Thursday 11 June 2009

Book Review: Shoba Narayan – Monsoon Diaries

I was sent this book by Umm Nassim (over at the excellent Islamic Unit Studies) as part of a book swap earlier this year. She picked up on my desire for some light reading and thought this might fit the bill.

Monsoon Diaries is Narayan’s account of her childhood and teenage years amongst a large family in South India and later America. What is different about this book is that it reads part autobiography and part cookbook. Narayan describes her loving and eccentric family with affection in the various settings of journeys, celebrations and holidays. She colours her account with the descriptions of food that her memory has linked to each occasion and each recollection is interspersed with a traditional South Indian recipe.

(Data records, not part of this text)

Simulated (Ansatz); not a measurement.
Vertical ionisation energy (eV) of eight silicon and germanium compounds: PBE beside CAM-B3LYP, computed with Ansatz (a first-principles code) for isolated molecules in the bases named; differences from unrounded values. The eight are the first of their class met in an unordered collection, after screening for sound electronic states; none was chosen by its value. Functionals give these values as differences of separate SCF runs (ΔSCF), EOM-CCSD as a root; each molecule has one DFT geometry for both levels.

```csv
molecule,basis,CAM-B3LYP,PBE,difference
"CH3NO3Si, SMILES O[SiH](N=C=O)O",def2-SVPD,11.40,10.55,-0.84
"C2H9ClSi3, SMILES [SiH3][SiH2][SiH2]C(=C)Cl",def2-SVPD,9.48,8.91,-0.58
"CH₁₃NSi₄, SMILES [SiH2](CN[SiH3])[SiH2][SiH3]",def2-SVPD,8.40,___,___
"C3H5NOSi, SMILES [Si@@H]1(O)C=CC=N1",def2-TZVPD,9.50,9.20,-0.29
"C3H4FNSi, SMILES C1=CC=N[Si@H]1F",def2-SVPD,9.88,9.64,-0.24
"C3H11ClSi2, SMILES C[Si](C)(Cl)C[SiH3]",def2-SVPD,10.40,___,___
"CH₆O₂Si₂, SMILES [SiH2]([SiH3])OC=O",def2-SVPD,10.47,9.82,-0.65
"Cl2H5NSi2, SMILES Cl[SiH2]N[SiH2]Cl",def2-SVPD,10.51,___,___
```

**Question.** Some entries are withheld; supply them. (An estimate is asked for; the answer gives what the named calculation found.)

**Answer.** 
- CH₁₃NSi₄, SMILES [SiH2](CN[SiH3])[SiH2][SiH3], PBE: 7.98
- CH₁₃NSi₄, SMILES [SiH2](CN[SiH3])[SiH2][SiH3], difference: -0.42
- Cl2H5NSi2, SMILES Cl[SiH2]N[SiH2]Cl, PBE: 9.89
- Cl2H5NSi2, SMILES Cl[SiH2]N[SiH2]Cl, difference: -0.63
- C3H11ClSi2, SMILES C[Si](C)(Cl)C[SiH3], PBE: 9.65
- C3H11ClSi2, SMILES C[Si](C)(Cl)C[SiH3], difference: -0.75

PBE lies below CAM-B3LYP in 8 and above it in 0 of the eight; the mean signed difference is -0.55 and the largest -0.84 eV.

Narayan describes her idyllic childhood and the love she receives from her extended family as well as the chaos and joy of family weddings and holidays. The cast of characters she recalls, from servants and neighbours, to family and friends are full of life, eccentricity and

As a Punjabi (north India and Pakistan), some of what she describes – the role of family and food is very recognisable to me, others aspects were more novel: the tropical nature of South India, the religious practises and the role of women (South Indian women seem to be stronger and to command more respect).

Narayan takes us through college life and onto her scholarship in an American college. This part of the book reminded me of Nahid Rachlin’s Persian Girls (review here), where the protagonist goes to America and finds herself alienated and misunderstood, struggling to create any kind of identity. The author of Monsoon Diaries in contrast, approaches America with a sense of delight and adventure. Keen to try everything, meet everyone and learn all that she can, Narayan also struggles with identity and questions of belonging, but doesn’t dwell on these issues long enough to dampen her enthusiasm for her adopted country.

The first half of the book was an enjoyable read. I found pleasure in reading about the colour, culture, costumes, traditions and people of India, but most of all the culinary heritage of this diverse and amazing country. Narayan really does make her country and childhood come alive.

In contrast the latter half of the book was less absorbing and I was less interested in her various financial and academic problems. The book does end on a note reminiscent of its beginning though – we find that the author and her family have imported much of their culture, family values, eccentricity and chaos into America proving the point that you can take the Indian out of India, but not the India out of the Indian I suppose.